Part I: Short Passage Identification (10 points)

You will identify 5 out of 8 passages (or sets of passages) drawn from Jane Eyre, Wide Sargasso Sea, Mrs. Dalloway, “Modern Fiction,” “Mrs. Bennet and Mr. Brown,” and Atonement. In order to receive full credit, full titles and full names be spelled correctly.

Part II: Short Writing Tasks (45 points)

For this section you will respond to a few short writing prompts about THREE of your identified passages.  For this section, you will need a blue or green book. 

  • You must write on three different texts/authors (i.e. either Mrs. Dalloway or “Modern Fiction,” for example).
  • Please clearly identify the passage and prompts in your exam booklet.

Part III: Term Identification (30 points)

This section of the exam is comprehensive, although not everything from the first half of the semester will be covered. See the list of terms and concepts below.

You will identify and discuss 5 (out of 10) concepts and terms drawn from the literary criticism and theory that we’ve read. You may also be asked to discuss the significance of objects, characters, and settings from the novels.

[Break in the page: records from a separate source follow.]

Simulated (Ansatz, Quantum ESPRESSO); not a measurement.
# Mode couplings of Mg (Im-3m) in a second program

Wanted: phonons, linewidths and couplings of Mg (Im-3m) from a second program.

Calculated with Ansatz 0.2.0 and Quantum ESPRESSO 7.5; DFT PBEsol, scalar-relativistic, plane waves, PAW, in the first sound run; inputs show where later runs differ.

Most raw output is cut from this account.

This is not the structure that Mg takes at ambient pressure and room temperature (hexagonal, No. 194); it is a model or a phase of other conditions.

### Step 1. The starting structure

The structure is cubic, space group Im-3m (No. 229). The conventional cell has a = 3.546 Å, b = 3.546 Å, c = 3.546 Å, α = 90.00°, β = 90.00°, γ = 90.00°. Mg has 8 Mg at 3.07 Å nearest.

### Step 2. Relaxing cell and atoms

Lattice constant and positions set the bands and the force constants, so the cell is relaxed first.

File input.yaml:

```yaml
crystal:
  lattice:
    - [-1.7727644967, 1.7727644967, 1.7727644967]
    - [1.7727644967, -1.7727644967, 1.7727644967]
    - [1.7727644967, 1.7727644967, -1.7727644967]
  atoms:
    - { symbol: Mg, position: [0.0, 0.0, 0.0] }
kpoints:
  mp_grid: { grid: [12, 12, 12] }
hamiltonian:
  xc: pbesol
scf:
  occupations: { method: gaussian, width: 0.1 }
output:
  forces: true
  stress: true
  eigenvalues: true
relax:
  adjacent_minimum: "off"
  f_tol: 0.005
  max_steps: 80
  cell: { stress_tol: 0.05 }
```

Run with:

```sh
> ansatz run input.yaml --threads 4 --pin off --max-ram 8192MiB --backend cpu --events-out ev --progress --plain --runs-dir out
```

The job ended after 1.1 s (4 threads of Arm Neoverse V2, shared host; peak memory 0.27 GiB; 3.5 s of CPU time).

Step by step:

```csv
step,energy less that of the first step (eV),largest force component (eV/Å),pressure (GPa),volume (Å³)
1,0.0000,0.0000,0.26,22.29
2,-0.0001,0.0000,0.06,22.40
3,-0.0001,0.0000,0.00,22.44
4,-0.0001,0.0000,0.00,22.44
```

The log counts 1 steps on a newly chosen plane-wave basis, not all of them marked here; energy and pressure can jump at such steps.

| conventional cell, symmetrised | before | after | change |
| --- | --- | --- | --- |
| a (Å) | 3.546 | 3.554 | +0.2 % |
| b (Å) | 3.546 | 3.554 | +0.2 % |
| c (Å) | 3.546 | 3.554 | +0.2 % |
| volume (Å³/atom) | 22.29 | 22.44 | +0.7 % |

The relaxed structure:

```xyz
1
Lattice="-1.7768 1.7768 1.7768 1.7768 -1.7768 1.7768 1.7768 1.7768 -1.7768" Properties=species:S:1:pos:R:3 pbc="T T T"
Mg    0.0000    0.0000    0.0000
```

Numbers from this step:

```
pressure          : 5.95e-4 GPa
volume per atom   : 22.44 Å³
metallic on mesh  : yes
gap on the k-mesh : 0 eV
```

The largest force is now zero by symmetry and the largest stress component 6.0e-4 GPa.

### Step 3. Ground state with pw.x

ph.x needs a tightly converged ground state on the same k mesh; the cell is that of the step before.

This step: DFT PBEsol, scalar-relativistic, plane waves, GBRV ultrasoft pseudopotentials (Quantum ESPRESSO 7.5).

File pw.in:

You will use your blue or green book for this section of the exam.

  • You must fully define and/or describe the concept, term, and writer and then relate your description to at least one of the novels read this semester.
  • When identifying and discussing the significance of objects, characters or settings, you must discuss its significance to the text and/or critical approaches to that text. If the object, character or setting applies to more than one text, you should discuss those other texts.
  • Your response should be no less than 5 sentences long and no more than 2 paragraphs. Every sentence should say something significant and thoughtful about the concept, term or figure under consideration.
  • AVOID repeating material from the first part of this exam

Part IV: Essay on Brooklyn (15 points)

This section of the essay is modeled on Parts I and II. You will be given a choice of two different passages from Brooklyn, as well as a set of essay prompts.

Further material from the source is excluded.